While large-scale trafficking cases relate to armed conflict situations, the clear majority of intentional deaths through firearms occur in non-conflict settings from criminal activities (Global Burden of Violence, 2015). According to criminological research conducted by UNODC (2015), an important source of illicit trafficking in firearms occurs on a small scale and involves unsophisticated methods, such as a few handguns being smuggled across a border often by car or in buses, with a low number of actors involved.
One good example of this small-scale traffic is the ' ant' trade from the United States to Mexico, where thousands of weapons are trafficked daily across the US-Mexican border through the ant trade modality. Although mostly carried out by individuals who traffic smaller amounts mostly in cars and buses, most of the arms end up in the hands of organized crime groups and drug trafficking cartels on the other side of the border. In fact, according to several studies, most of the guns recovered and identified from Mexican crime scenes are traceable to gun dealers in the United States (Chappell, 2016; Salcedo-Albarán and Santos, 2017).

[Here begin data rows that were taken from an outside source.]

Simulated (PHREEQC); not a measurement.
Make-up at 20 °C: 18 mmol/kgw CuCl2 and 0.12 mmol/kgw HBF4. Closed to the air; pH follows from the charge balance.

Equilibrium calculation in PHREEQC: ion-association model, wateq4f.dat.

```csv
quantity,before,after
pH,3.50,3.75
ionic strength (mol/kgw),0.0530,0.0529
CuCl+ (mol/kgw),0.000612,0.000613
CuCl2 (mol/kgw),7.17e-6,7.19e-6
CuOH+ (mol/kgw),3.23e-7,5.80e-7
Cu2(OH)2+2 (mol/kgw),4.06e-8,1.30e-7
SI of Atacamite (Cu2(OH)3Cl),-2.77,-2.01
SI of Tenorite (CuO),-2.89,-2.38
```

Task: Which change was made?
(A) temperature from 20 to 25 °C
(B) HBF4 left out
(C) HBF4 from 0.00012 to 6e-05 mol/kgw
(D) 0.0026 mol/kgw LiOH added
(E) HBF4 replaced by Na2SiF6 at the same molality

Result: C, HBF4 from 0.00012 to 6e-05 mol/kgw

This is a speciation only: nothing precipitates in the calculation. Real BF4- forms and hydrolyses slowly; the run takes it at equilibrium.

This situation is, on the one hand, the result of powerful drug trafficking cartels operating in Mexico being in charge of purchasing drugs from the major drug producing countries in the Southern hemisphere, and their onward trafficking and distribution in the streets of the United States. On the other, it results from the disparity in firearms control regimes between these two neighboring countries. In Mexico, for example, the Army is the only legal and authorized gun seller. Criminals and unauthorized persons have to manufacture firearms, purchase them illegally on the black market, or traffic them directly from the United States. In contrast, in 2015, the United States accounted for about 8,827 licensed gun dealers, and this was only in the southern states of Arizona, Texas, New Mexico and California (Garrett, 2015; Salcedo-Albarán and Santos, 2017).
Similar patterns of firearms trafficking in small numbers are evident in the Western Balkan countries. Data from several court cases reveal the modus operandi of local traffickers being the use of vehicles with purposely-designed concealed compartments for moving a number of firearms across the border without authorization. For example, in the period of August-November 2017, one citizen of Bosnia and Herzegovina (BiH) travelled three times to Italy using two different vehicles, and delivered four automatic rifles to Napoli (Case No. S12K02516817Ko, 2017). Similarly, in a joint operation between Serbian authorities and law enforcement agencies from BiH, a citizen of BiH was arrested in Serbia on 11 th April 2010 in possession of two " Uzi" automatic rifles found in his car (Case No. S12K00383510Ko, 2010). In both cases, the purpose of the traffickers was to obtain material gains from their activities by selling illegal firearms to members of the criminal world.
Liberal firearms control regimes governing the civilian ownership, possession and sale of firearms on one side, and stiff and restrictive, although not well enforced, firearms control regimes on the other side, can contribute to the illicit demand and supply for these weapons.